While understanding the relationships inherent in sound might be your area of expertise, figuring out your tax obligations when you’re a self-employed musician could be a challenge. From reporting to understanding the deductions you’re eligible for, there’s a lot to learn. Here’s what you need to know to keep you and the tax man in tune.
Just starting out?
If you’re making music for work and you intend to profit from your efforts, then you’ll need an Australian business number (ABN) to put on your invoices and to report your earnings to the Australian Taxation Office (ATO). You can apply for this, and your tax file number (TFN) (if you don’t already have one), at the same time.

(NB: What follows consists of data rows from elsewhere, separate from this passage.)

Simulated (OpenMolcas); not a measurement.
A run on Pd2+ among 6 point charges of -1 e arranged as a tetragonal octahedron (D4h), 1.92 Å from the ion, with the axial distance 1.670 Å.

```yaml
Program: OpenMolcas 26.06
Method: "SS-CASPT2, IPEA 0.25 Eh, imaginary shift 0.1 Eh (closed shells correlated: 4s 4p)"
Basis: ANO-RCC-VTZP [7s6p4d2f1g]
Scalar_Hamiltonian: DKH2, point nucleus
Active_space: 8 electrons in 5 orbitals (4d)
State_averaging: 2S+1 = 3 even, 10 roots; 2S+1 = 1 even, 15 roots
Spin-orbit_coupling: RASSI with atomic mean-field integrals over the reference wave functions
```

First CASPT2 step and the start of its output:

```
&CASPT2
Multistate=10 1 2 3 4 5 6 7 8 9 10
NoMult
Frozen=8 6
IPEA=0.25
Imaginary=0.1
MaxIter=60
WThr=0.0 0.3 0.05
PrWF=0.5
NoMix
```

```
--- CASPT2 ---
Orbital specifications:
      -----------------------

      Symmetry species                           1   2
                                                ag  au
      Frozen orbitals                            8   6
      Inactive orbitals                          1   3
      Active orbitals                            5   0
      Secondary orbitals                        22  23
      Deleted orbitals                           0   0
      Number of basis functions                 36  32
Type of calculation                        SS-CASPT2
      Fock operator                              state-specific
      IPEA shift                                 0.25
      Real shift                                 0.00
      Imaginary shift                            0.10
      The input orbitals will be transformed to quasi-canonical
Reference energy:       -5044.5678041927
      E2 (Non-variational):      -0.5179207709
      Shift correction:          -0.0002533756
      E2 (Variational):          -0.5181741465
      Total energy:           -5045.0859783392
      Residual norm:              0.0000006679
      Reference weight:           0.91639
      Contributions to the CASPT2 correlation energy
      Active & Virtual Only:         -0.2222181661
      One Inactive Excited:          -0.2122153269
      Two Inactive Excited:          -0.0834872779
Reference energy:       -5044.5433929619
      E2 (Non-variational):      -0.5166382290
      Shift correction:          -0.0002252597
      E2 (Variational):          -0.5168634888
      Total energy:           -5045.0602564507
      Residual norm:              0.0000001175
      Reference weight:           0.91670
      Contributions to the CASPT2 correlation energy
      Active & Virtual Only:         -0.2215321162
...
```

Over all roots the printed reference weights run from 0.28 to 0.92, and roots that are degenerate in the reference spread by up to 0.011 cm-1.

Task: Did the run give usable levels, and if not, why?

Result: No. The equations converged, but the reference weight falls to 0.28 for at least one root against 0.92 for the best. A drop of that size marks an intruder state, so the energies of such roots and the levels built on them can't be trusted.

The easiest way to apply is online via the Australian Business Register. If you’re a lone musician, you’re classified as an individual or sole trader. If you’re in a band, then you’re recognised as a company, partnership, or trust.
What about tax?
If the annual income you make from your work as a musician – or your combined income if it’s your side-hustle – exceeds $18,200, you have to pay tax. How much you pay will depend on your income bracket. If you earn over $75,000 from being a musician alone, you’ll need to register for and collect Goods & Services Tax (GST) from your clients.
Since you earn an income as a musician, you’re entitled to claim tax deductions for work-related expenses. These include:
- Musical instruments and accessories: Including cases, stands, books, and bows
- Vehicle and travel expenses: Provided they are work-related, such as travelling to a performance
- Manager/booking agents: For commissions only, not upfront or joining fees
- Equipment insurance: For instruments, speakers, and sound systems
- Music industry journals: For example, Music Australia, Musicology
- Professional association fees: Such as the Australian Music Association (AMA)
- Musical events: You can claim a portion of the cost of the ticket price where you attended to learn and keep up with the latest trends
- Promotion: Includes advertising, CDs, website maintenance (not initial set up costs)
- Recording studios fees: Including studio hire, producers, and engineers
- Rent for classroom or teaching space: If your work includes teaching music
- Stage clothes or costumes: For stage performance costumes, not regular clothes
- Consultant fees: Such as hiring a lawyer or tax agent to advise you
- Depreciation: Includes assets you purchase and use for work, including computers and mobile devices, TVs, CDs, and instruments
Missing some receipts? You can claim an immediate deduction for any equipment costing $300 or less, however certain restrictions apply.
What you can’t claim
While there are plenty of deductions you can claim for, there are certain things you can’t claim, such as:
- Preparing for and getting to auditions
- Gifts to fellow performers
- Meals eaten during the course of a normal working day (unless you’re performing away from home)
- Attending awards nights or social events
What records do you need to keep?
To make sure you’re prepared for June 30, keep accurate records of all your income and expenses. It can help to keep a separate bank account to your personal account and collect and store your receipts throughout the year. This is the evidence you’ll need to substantiate your claims.
If performing keeps you on the road, it might be worthwhile considering using a cloud-based accounting tool, such as QuickBooks Self-Employed, which automatically untangles your expenses and lets you snap and store receipts from your mobile phone. Now that you’ve got your tax prep sorted, tune up and keep turning your talent into profit.